Quoting & highlighting from https://supportforums.cisco.com/t5/network-infrastructure-blogs/bgp-route-dampening-confused/ba-p/3101999

Penalty -

An incremented numeric value that is assigned to a route each time it flaps. A route is penalized 1000 every time it flaps. A route is considered to have flapped when we receive a WITHDRAW and then an UPDATE for a route. If we drop and regain our adjacency with a BGP peer we do not assign a penalty to the routes learned from that peer.

In other words: Your test setup and procedure act on the BGP adjacency of the peers. That will not trigger BGP route dampening at either end.

If you want to see BGP route dampening at work, you have to make one of the routers send WITHDRAW/UPDATE messages repeatedly. A simple test case for your lab (should work, I am composing this freehandedly, not from a lab):

  • make sure that there is no summarization going on in BGP.
  • add "redistribute connected" the BGP routing instance on BGPRT01
  • define some loopback interfaces on BGPRT01 with different IP subnets
  • verify that these new IP subnets appear as BGP routes on "ISP BGP Peer"
  • repeatedly shut/no shut the loopback interfaces on BGPRT01
  • you should see WITHDRAWs/UPDATEs on "ISP BGP Peer", and you should see the penalty values increase.

Disclaimer: I am not suggesting to add any form of redistribution of internal routing information to an eBGP peering to an ISP. Please make sure that you know exactly what you are doing (and why), if you consider doing this.

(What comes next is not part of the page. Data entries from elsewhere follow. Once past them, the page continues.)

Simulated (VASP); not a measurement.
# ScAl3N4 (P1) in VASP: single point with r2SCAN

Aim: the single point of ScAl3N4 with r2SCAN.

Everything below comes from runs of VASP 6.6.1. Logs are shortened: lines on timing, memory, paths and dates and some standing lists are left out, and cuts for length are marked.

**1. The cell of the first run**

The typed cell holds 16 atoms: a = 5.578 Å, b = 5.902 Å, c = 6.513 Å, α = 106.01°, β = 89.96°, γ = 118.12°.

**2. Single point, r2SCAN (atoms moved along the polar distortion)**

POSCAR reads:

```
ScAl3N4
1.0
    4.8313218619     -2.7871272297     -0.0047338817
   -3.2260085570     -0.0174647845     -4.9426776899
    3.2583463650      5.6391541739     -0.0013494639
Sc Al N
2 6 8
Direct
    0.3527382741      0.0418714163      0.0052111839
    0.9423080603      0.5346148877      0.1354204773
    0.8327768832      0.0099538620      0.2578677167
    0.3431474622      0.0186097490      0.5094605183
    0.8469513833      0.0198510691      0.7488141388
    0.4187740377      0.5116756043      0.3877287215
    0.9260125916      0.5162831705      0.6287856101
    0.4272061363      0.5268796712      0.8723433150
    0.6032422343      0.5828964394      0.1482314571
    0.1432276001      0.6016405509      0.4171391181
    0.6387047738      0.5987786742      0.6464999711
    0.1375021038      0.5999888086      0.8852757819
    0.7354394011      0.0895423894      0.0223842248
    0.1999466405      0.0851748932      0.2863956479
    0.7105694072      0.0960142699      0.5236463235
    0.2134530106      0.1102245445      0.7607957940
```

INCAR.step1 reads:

To answer your concerns about the eBGP peers not being directly connected: In that case, the stability of the adjacency is your concern, not BGP route dampening. There's ways to tune or help BGP a bit to allow for faster detection of connectivity issues between peers:

http://www.networkers-online.com/blog/2008/12/bgp-performance-tunning-convergence-stability-scalability-and-nsf-part-2/ http://blog.ine.com/2010/11/22/understanding-bgp-convergence/#S2 , Section "BGP Fast Peering Session Deactivation"

The best option might be to talk to your ISP and ask them if BFD based BGP peering is available, or (big style) what kind of redundancy options they have on offer.